Administratively speaking, MCC is a private university. However, the extent to which it is private can be seen from the substantial funding it has received since 2020. This year, MCC received 10% of the shares in MOL and Gideon Richter Hungary, worth 1.3 billion USD, through a law passed by the Hungarian Parliament dominated by Orbán's FIDESZ, plus 462 USD million in cash funding and a public domain worth another 9 million.
Of course, not all of this money is spent in Brussels. In 2023, Mathias Corvinus Collegium had a total of nearly 7,000 students, and a budget of 88 million USD. It offered scholarships and training internships, often short-term (up to one year) for various academic levels, on very practical topics, from debates to Roma talent, parenting academy and the like.
Beyond its nominal status as a university, MCC closely resembles a partisan think tank, pro-FIDESZ and pro-Orbán, with an ‘educational’ component very similar to the ‘party school’ of the communist activists of yesteryear, ‘Ștefan Gheorghiu’ Academy, which was focused on indoctrinating and transforming students into ideological peddlers rather than education itself. Stefano Bottoni's suggestion mentioned above is confirmed by a former MCC scholarship holder, who claims that in exchange for the generous facilities offered, he was expected to be loyal to the Orbán regime and to publicly express this loyalty, concluding: “[MCC] is a tool of far-right propaganda and could soon be coming to your city”, referring to its presumed launch in London in 2023. In 2022, at the inauguration of MCC Brussels, a Hungarian opposition MEP also stated that its appearance in the center of the ‘Eurobubble’ is linked to “the strategic campaign that FIDESZ has been waging for a long time, aimed at creating an anti-EU, far-right power center in Brussels”. If that is not enough, the MCC itself, on its ‘About Us’ page, admits that it is ‘independent, but not ideologically neutral’.

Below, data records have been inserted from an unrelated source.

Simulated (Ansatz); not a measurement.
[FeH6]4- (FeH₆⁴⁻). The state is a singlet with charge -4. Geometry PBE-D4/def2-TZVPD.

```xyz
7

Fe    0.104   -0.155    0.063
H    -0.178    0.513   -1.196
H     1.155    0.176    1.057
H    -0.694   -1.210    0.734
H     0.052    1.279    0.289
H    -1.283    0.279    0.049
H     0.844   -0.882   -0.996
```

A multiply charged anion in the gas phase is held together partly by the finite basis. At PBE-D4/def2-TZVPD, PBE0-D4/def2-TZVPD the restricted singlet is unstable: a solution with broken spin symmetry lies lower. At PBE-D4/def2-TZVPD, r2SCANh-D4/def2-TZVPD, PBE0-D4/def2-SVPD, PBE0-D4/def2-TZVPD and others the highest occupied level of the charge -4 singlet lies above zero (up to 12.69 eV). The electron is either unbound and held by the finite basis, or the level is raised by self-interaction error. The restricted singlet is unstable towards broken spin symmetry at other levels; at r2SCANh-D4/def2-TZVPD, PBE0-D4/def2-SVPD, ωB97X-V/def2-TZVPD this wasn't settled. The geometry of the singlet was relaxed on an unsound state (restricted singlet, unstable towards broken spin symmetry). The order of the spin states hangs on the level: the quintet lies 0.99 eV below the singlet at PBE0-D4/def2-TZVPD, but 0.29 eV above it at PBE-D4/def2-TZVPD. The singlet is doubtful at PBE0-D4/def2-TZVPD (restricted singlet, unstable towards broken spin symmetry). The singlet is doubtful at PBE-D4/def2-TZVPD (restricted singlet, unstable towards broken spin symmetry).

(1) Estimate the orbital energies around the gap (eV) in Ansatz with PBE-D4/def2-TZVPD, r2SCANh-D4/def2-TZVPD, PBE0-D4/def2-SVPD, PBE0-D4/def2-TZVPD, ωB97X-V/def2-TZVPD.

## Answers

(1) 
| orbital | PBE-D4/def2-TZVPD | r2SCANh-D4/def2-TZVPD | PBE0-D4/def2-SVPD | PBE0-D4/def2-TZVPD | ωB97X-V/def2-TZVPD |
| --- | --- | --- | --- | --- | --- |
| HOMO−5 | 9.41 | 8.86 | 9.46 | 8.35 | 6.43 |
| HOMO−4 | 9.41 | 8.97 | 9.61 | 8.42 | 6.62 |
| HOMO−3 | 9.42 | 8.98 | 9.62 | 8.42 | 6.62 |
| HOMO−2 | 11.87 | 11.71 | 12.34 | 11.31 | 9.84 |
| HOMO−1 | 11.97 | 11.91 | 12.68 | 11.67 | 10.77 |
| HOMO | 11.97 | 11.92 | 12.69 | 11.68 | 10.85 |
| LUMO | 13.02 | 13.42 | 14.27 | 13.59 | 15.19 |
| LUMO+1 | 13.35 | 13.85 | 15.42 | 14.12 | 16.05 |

However, when it comes to the relation to power, the New York Times considers the college's structure to be ‘incestuous’, rather than independent.
Orbán's propaganda reaches the US
The above sketch suggests an opulent, ideological institution that attracts young people with fewer opportunities through generous facilities. It is not just that – nor is it the fact that it is difficult to assume what essential political affinities could attract ‘public intellectuals’ (or less public ones) such as the participants in the event described. Nor is it the few more “resounding” conferences that benefited from the presence of leaders of the ‘alternative’ democracy such as Tucker Carlson or Nigel Farage. MCC organizes the so-called Budapest Fellowship Program ‘in Hungary, which explicitly aims to “build transatlantic bridges between the United States and Hungary”, with the expectation that “fellows will gain a thorough understanding of Hungarian history, politics and society, which they can take back with them to the US”. In which, of course, ‘ideological neutrality’ does not matter. If this does not look like the export of ideology to Trump's homeland, it is hard to believe what else it could be.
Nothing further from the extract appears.